Movement is Life

The story of Gideon found within the pages of the Book of Judges and the less than stellar history of the Israelites, is one about movement. Due to their continual, almost predictable disobedience to God, His Chosen People had once again found themselves in bondage to a cruel and oppressive force, the Midianites.

Like the tides of the ocean, the people’s passion for God and His ways ebbed and flowed with their needs of the moment and the tempting idols surrounding them. Over and over they drifted away from the explicit commands of God and His provision to become embroiled and overcome by the enemies surrounding them. Then in fearful desperation they cried out to God and, like a great wave, ran to Him repenting all the way.

We are like those fickle Israelites when we let the circumstances of our lives - demanding bills, schedules, relationships, kids, yard work, car repair, jobs - pull us away from God. In His fatherly love, God allows the enemy of stress, tension, and exhaustion mow us down until we are weak and limp, just able to whine, “Please God, help me out of this mess.”

In Gideon’s day, the situation was worse than destruction from a great tidal wave. For seven years, the enemy had so overpowered God’s Children that they were forced to exist in mountain dens and caves. All of their resources were plundered in the land where they were trapped. Their lives had become stagnant.
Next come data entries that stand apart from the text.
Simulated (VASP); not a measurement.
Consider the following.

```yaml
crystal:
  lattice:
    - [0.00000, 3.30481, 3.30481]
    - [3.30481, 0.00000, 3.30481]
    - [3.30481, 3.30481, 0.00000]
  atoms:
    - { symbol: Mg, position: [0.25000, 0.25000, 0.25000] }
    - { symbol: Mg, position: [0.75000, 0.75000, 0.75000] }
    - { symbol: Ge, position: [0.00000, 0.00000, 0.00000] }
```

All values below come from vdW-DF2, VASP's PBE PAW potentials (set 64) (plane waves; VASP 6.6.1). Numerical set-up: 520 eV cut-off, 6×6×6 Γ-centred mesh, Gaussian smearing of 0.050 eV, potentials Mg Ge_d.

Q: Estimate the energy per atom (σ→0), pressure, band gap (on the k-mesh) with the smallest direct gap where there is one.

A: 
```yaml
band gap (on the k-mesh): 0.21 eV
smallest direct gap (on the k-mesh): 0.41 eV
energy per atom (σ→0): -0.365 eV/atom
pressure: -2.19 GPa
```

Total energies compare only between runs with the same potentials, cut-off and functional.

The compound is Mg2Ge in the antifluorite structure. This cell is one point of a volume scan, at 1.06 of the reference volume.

Sometimes life is overwhelming. We feel stuck in our mess. Depression, boredom, exhaustion sets in.  Or, we’ve reached the top of our careers and obtained the goals we had set and begin to wonder if there is anything else.  There seems to be nothing on the horizon. We feel stuck. It’s as if were floating still in stagnant water going nowhere. Just as it had been for the Israelites trapped in their holes, it can be easy for us to forget our hope.

“Where there is no vision, the people perish.” (Proverbs 29:18)

“Movement is life” has been my mantra since my early career as a personal trainer.  Moving meant burning calories. Now, dealing with a lot of arthritis and a little bit of aging, I find life is better when I can move. Forget about the calories. God created us to move. Movement gives life.

So it happened that Gideon found himself hiding in an old rugged winepress. But instead of licking grape juice from his sandals or snoozing until nightfall when he could change positions, Gideon kept himself busy.

 “…Gideon was beating out wheat in the wine press to hide it from the Midianites.” (Judges 6:11)

Rather than whining and complaining about being cramped in a dank vat, Gideon found a way to make wheat to feed his family and friends. He used his trap to give life!

When I see people who are physically challenged and are bound to a wheelchair, walker, or even a cane, my heart weeps for their immobility. But then I marvel how, in spite of the challenges, they are out and about going shopping, attending church, playing sports, leading motivation groups, and enjoying life. They are the people I call heroes who inspire me by their tenacity and joy. These folks aren’t sitting around having a pity party. Like Gideon did, they make life worth living wherever they are.

The angel of the Lord came to sit down under a tree and watch Gideon busily beat away chaff. At last He had found someone producing something in the desolate land, making hope an action word. It is no wonder the angel declared,  “The Lord is with you, O mighty man of valor.”

When we think we have been abandoned by God in a hopeless situation, even the smallest movement toward something good – watering the garden, cleaning the bathroom, washing the car, or writing a note of gratitude – will bring God’s legions of angels to your rescue, all bearing neon signs flashing, “THE LORD IS WITH YOU!” But you must move first.

Gideon, the obscure man of action with no medals or background check, had just been selected by God Himself to free the starving stagnant people sitting in caves.  The first question he asked was “What about them?” He demanded to know why all this persecution had come upon God’s people when the stories of their forefathers had promised God’s deliverance. Gideon did not ask for his own rescue or a new suit of armor. He wanted to be sure God was paying attention to the plight of everyone else. The Lord assured him, “… Go in this might of yours and save Israel from the hand of Midian.”  Gideon was on his way to earning a Purple Heart!

John Mason, a renowned Christian motivator, once said, “The first step towards going somewhere is to decide that you are not going to stay where you are.”

Our God is a God of motion, and He intends for us to move with Him. To stay put looking and cringing at the world around us is a sure means to death. God is moving forward with purpose, progress, and promises in His plan for His kingdom. Just as He called Gideon to move on out and be a warrior, He is calling us to move and live and be in Him.

“Yet He is actually not far from each of us, for in Him we move and live and have our being…” (Acts 17:28)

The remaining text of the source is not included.